As an aside: The beauty of the internet when it comes to contemporary research is its matrixed ability to lead us into so many other directions that we might ordinarily not know we need to discover. And while this happens in the context of a library and its catalogues absolutely, the speed and ease with which a google or wiki search produces results – rabbit holes down which to take oneself – is phenomenal. Some might say this is a negative thing – we’re losing the art of thorough, longhand research, but when time is a factor, and one’s work is clarified and expedited, I can only see its extraordinary simplicity as entirely positive. Given that we have full access to the technology that allows us to choose to divide our research time between books and electronic media, I have no ethical issues with complimenting one with the other (and in some instances eliminating the manual altogether). The beauty of this privileged position we’re now in made itself entirely known to me on Sunday, when sitting in a cafe reading a research text, I was able to google one of the authors cited on my iPhone and bring up their Wikipedia entry which linked to a catalogue of their written books, which I suppose I could have gone on to purchase on Amazon if I so desired. This could be easily shunned as the inundation of the individual with too much access to a) information and b) easy consumerism. And I suppose there actually is a part of me deep down who, knitting my own socks and baking my own bread, sits in the corner of my kitchen next to my pot-bellied stove and grumbles about the evils of the modern world and the corruption that capitalism has visited upon every starving child and artist. But then I realise just how reliant I am on the internet, electronic transactions, ease of access, my Mac products, and yes – the evil capitalist structure, and resolve that I am going to have to shrug off the guilt, and accept some material evils in favour of fighting different battles more effectively. I don’t think the middle-class are ever going to be truly resolved about this conundrum.

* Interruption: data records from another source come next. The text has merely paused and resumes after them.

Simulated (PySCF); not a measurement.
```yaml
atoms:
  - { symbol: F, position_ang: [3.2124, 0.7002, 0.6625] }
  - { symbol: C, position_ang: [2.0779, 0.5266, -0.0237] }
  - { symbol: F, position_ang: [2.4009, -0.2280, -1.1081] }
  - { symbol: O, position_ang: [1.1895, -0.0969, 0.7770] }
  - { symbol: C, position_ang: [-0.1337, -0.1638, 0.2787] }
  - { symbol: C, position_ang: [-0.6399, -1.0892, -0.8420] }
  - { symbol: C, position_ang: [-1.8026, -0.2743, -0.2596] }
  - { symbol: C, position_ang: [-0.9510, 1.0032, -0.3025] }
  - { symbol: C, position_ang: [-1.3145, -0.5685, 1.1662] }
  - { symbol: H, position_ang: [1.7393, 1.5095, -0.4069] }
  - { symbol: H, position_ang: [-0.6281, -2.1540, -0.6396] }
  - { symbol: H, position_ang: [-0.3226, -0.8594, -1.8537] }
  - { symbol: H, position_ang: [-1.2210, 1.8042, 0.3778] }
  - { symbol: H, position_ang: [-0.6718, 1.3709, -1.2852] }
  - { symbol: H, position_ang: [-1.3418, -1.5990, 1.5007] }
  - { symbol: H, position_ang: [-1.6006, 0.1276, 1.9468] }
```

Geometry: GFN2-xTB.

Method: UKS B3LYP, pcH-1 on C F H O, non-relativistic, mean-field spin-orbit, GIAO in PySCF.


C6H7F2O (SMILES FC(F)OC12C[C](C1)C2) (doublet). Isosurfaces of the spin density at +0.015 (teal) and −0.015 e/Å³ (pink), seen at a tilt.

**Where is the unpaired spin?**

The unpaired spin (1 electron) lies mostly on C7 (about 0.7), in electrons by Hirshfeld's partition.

In returning to the question of the research: earlier on today I started out thinking about the two shows that I have actually seen (live in the flesh) over the last few years that use a similar device to that which I am more and more strongly leaning towards employing in Attract/Repel. These are Pichet Klunchun and Myself by Jerôme Bel, and more recently, STO Union’s 7 Important Things. As a result of googling around these two shows, I have today lighted upon the following two gems (to be honest, I didn’t have to look very hard for them):

Jerôme Bel’s work Veronique Doisneau, a piece made for the forty-two year old Paris Opera Ballet, corps de ballet dancer of the same name, on the eve of her retirement from classical dance. Below is part one of the film made on the final night of the performance. Parts two, three and four are available to watch on YouTube. More information on the project, and the film of the work is available on Jerôme Bel’s website, here.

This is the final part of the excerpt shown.